As kids, we all have gone for our summer or winter holidays to our native places. Those were fun times – the extended families coming together in a remote place and making merry. ‘A Death In The Gunj’ also tells a similar story but the mood is somber and as the title of the film suggests, things don’t go the right way as a death takes place.
The year is 1978. Shutu (Vikrant Massey) is socially awkward and shy and he joins his cousin Nandu (Gulshan Devaiah) to McCluskieganj for a family holiday to the residence of O P Bakshi (Om Puri) and Anupama (Tanuja). Nandu is accompanied by his wife Bonnie (Tillotama Shome) and daughter Arya Sharma (Tani). Mimi (Kalki Koechlin) is also a part of this holiday. They are joined by Vikram (Ranvir Shorey) and Brian (Jim Sarbh), who are local residents. Things don’t go as planned especially for Shutu – he’s troubled by the other members in the house, he falls for Mimi and a lot more.
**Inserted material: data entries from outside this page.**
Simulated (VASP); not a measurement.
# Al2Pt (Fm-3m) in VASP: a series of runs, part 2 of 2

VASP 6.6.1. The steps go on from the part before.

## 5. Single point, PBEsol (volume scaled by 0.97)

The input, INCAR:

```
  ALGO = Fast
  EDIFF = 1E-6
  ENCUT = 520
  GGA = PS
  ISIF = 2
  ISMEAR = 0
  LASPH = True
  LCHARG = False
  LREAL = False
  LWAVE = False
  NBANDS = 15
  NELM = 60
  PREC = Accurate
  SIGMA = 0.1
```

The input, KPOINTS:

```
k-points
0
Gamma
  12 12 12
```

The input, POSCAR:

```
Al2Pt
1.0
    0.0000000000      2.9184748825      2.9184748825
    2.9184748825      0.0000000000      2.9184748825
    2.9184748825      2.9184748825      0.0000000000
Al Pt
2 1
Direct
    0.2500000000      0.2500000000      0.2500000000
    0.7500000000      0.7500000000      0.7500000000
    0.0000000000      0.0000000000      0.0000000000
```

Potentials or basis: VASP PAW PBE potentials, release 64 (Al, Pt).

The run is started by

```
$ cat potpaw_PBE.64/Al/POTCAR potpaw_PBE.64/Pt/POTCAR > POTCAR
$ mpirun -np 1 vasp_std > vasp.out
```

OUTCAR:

‘A Death In The Gunj’ transports you into another world altogether from the very first scene. Kudos to the makers for the detailing – despite being a low budget fare, everything is so spot on. The characters are neatly introduced and within no time, one gets totally familiar about them and their names. One of the best sequences of first half is when the youngsters try to call a spirit. Shutu is in a way the ‘main character’ of sorts and his predicament is beautifully captured. One can feel the pain and anguish that he goes through. The narrative takes place over seven days and although the pace is slow, there’s lot happening in the film. And it’s so neatly executed that one doesn’t mind. Yet, at places, one does wish that the pace is not so sluggish. However, things get better towards the last part of the film. There’s a thrill element that is brilliantly executed. And the final five minutes of the film are just terrific!
Furthermore, it is embellished with some bravura performances. Vikrant Massey has always been first-rate, be it in ‘Lootera’ or ‘Dil Dhadakne Do’ or in the recently released ‘Half Girlfriend’. But he goes many notches higher here. He has worked very hard in getting Shutu’s anguish right and it shows. And his dialogue delivery is impeccable. Kalki Koechlin initially doesn’t make that much of an impact but later on, she stands out. She delivers a splendid performance – the way she behaves in the party scene and later on is damn good. Hats off to this actress who never disappoints! Ranvir Shorey is impressive and plays the part of the troublemaker very well. He has a crucial part in the climax and does very well. Tillotama Shome (who recently rocked in ‘Hindi Medium’) manages to impress and stand out in the midst of so many talented people. Again, here’s an actress who has been consistently doing great job and here’s hoping this project gives her the much needed widespread fame! Gulshan Devaiah as always is very dependable. He rocks in two scenes – one where is trying to teach driving and the other when he fights with Bonnie. And his look is damn good – he looks every inch a Bengali babu of the 70s! Jim Sarbh, who rocked as the terrorist in Neerja, is very good in a supporting role. Tanuja is very nice while late Om Puri leaves a huge mark. The way he infuses humour in the pre-climax unexpectedly is a masterstroke!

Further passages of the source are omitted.